Want to make your office feel a little more eco-friendly? Then it's time to find out about the great alternatives to traditional wood-pulp paper.
When you’re at home, it’s easy to be eco-friendly. You eat organic. You compost your trash. On sunny days, you even ride your bike to work.
Once you arrive at the office, though, it’s another story: Every day, you print hundreds of pages of memos and documents, faxes, and photocopies. Entire forests have been decimated for the sake of your company’s new employee manual.
It’s a well-known fact that green tends to clash with corporate culture. But if you want to defend the forests against the evils of your office, there’s an easy way: Buy tree-free paper for all your printing needs.
Tree-free paper sounds a bit exotic, but the truth is, it’s the oldest kind of paper around: The first paper, created in China in 105 A.D., was made of plant fibers, and most paper through history has consisted of a blend of hemp and cotton, old rags, or other waste. But with the invention of the wood pulping process in the 19th century, trees became the easiest source for making paper – and there they went.

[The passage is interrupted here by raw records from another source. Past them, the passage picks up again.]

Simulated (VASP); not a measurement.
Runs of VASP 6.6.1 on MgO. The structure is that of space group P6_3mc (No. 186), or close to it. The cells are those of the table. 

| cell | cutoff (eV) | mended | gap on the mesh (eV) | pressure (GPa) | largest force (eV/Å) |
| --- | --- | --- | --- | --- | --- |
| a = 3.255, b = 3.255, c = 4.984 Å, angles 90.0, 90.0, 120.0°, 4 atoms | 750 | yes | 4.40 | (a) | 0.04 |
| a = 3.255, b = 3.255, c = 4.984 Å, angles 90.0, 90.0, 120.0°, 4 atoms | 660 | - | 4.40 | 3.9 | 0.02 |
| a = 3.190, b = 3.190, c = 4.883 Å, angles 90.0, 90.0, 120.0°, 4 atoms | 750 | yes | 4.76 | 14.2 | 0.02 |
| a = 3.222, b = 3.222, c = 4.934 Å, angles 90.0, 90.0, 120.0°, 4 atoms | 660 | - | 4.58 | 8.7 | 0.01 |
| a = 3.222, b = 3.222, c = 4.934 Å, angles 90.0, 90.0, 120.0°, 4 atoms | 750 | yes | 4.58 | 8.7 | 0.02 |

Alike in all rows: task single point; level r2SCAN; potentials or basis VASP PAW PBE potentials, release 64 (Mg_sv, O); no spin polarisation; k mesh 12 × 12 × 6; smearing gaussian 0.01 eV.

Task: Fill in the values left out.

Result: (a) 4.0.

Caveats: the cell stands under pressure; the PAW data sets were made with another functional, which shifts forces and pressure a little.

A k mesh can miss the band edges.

Still, it’s not too late to mend our evil eco-ways. According to United Nations, in many developing countries, one-third of the paper is created without the use of wood pulp, and other sources are slowly catching on in the rest of the world, too. Tree-free paper sources consist of crops like hemp or flax, agricultural residue including sugarcane husks and banana stalk fiber, and, as in the old days, cotton rags. By using tree-free paper, you’re not only helping forests to survive, but you’re also supporting far more eco-friendly production methods, which use fewer abrasive chemicals and less energy than wood-pulp paper production.